From Franklin Street to the Southern Village Green, new sculptures are popping up around Chapel Hill.

They’re part of the 2009-10 Sculpture Visions exhibition, which is being installed this month through Chapel Hill’s Public Arts Office.

“It’s like having a museum without walls,” said Jeffrey York, public arts administrator for Chapel Hill.

For this year’s exhibition — the fifth since 2004 — the Public Arts Office has loaned or rented sculptures to display them around town for one- to two-year periods.

Ten sculptures will be displayed this year, the most in a Sculpture Visions exhibition since 2006-07.

Charlie Brouwer, an artist from Willis, Va., installed his wood sculpture “Hope Is…” on Nov. 20 at the Hargraves Community Center.

Brouwer’s 8-foot-tall sculpture shows a man climbing a ladder. It’s made out of locust wood, a dense and weather-resistant lumber.

“As traditional lore says, it lasts 100 years,” Brouwer said.

Brouwer said he also mixes natural trunks and branches in his works along with locust wood sheets produced in sawmills to comment on mankind’s impact on nature.

“It reminds us we can be both natural and unnatural in a way,” he said.

Installations of the sculptures are still ongoing and are expected to conclude in December.

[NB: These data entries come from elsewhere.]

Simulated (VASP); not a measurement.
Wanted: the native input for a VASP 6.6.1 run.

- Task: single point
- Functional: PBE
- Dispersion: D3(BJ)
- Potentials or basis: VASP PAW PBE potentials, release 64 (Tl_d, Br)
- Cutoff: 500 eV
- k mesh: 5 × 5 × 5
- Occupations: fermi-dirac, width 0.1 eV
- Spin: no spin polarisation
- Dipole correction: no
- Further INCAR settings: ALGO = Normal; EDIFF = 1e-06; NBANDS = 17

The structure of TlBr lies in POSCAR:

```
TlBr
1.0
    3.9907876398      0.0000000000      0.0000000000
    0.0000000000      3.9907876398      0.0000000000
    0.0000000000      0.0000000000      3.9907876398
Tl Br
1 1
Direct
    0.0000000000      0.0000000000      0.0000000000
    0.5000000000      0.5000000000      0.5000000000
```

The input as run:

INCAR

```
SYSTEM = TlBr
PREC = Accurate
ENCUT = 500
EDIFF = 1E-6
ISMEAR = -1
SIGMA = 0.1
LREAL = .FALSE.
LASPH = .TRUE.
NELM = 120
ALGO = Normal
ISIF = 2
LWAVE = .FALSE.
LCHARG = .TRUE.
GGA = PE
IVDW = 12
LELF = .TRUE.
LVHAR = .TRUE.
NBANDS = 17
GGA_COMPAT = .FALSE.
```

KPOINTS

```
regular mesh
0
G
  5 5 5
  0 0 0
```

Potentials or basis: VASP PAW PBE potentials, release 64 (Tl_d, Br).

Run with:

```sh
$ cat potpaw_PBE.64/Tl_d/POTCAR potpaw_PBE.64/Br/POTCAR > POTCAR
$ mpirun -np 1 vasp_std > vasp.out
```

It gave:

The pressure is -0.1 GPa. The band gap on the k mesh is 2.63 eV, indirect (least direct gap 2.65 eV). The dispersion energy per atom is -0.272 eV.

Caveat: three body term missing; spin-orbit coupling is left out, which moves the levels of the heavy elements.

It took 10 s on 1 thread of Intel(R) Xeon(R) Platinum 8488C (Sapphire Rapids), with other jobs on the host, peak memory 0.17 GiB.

This year, the town increased the amount sculptors were paid to transport, install and loan their work from $1,000 to $1,500 due to newly available funds in the Parks and Recreation Department’s budget.

York said this increased the applicant pool and gave the selection committee a variety to choose from.

Gretchen Lothrop, a sculptor from Pittsboro, will have her 13-foot-tall, stainless steel sculpture “Grove” installed in early December on the grounds of the Robert and Pearl Seymour Center.

Lothrop, who had a sculpture previously exhibited in the 2006-07 series, said “Grove” is difficult to transport because of its height.

“I need a crane to move it, so I tend not to move it unless it’s going to be a good show,” Lothrop said.

Lothrop said her sculpture was influenced by the enchanted grove in Kenneth Grahame’s book “The Wind in the Willows” and plays on the idea of groves as sanctuaries.

She said she uses stainless steel in all of her sculptures.

“It has a quality of purity and otherworldliness,” Lothrop said. “It reflects what’s around it.”

Viewers are encouraged to let each piece speak to them in its own way.

“I hope that people are inspired to let their minds wander a little bit,” Lothrop said. “Let their own feelings come to them.”